Birmingham student wins debt-free degree

Green presentation leads to national prize.

A talented Birmingham student from Ark St Alban’s Academy has been awarded the Millennium Point Trust Young Innovator Prize – an initiative which has secured them a place on a sponsored undergraduate degree at Birmingham City University in the Faculty of Computing, Engineering and the Built Environment.

Sagal Abdirahman Jama Qodah competed against six other finalists in a nail-biting live final on Thursday 16th March, where she presented to an audience and an esteemed judging panel in order to win her place on a three-year course starting in September.

The 18-year-old winner who impressed the judges with her presentation on ‘Cleaning The Planet’ saw the title return to Ark St Alban’s Academy who previously won in 2015.

Sagal says: “I can’t believe I won this year’s Young Innovator Prize, it’s definitely a dream come true! Winning a sponsored undergraduate degree now means I can pursue my passion for civil engineering at BCU and hopefully go on to achieve and deliver what I outlined in my presentation. I am very thankful to be given this once in a lifetime opportunity by Millennium Point and can’t wait to start university.”

Now in its third year, this year’s event was hosted by BBC Midlands Today science, environment and rural affairs correspondent, David Gregory Kumar. The prize was open to all schools, academies and colleges in the country with applicants submitting a video application in order to become shortlisted as a finalist.

Conceived by Millennium Point Trust and launched at the end of 2014, the prize is designed to encourage talented young people from all backgrounds to study science, technology, engineering, computing and design whilst ensuring that the region retains its reputation as one of the UK’s centres for innovation and research.

The judging panel was made up of Professor Hanifa Shah, associate dean in the Faculty of Computing, Engineering and the Built Environment at BCU, Lisa Stallard, museum manager at Birmingham Museums Trust and Russell Jeans, COO of the Greater Birmingham Chambers of Commerce.

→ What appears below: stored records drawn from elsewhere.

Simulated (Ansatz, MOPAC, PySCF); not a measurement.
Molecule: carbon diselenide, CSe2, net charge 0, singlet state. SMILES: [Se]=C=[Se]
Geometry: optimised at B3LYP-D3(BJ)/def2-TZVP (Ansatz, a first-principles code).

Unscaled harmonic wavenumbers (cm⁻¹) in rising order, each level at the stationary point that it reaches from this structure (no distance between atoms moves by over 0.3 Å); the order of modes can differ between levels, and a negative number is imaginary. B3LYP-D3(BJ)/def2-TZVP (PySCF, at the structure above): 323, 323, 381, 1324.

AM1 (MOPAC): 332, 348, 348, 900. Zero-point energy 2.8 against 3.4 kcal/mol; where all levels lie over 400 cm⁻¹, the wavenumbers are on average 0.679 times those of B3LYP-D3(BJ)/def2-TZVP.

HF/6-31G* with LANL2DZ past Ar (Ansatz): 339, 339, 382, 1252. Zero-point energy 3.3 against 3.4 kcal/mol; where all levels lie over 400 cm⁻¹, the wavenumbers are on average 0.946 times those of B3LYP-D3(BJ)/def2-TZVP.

This year’s runner up was Samir Sydykov from High Wycombe, and other finalists included Khalid Saleh from Ark St Alban’s Academy, Suzan Musa from Sandwell College, Joshua Hadabora from Redditch, Hamza Daud from Leicester and Vithushan Ravindran from London. The two previous winners of the Young Innovator Prize winner, Malik Sheryar-Karamat and Abigail Lavercombe, also attended the event to show their support to this year’s finalists. Malik is successfully undertaking a mechanical engineering course at Birmingham City University, whilst Abigail is studying civil engineering.

Neil Anderson of Millennium Point Trust, says: “With more than 40% of our population consisting of young people, it’s imperative that Birmingham takes action to support the next generation. Additionally, it is widely reported that young women are vastly under-represented in science, technology and engineering based careers and it is an honour to crown Sagal as this year’s winner.

“The Young Innovator Prize is a great way we can support the talented individuals of the future and give them the chance to shine, follow their dreams and build a successful career. On behalf of everyone involved in the Young Innovator Prize, I wish them all the best for a bright future.”

Simon Handley, associate dean for academic portfolio and market development from Birmingham City University, adds: “It has been a privilege to partner with Millennium Point once again to create this joint funded opportunity for a young individual who we will, I’m sure, go on to have a flourishing and rewarding experience at Birmingham City University.

“Events such as the Young Innovator Prize truly showcase how we can work together to support the next generation of young people who wish to pursue their passion for science, technology and engineering.”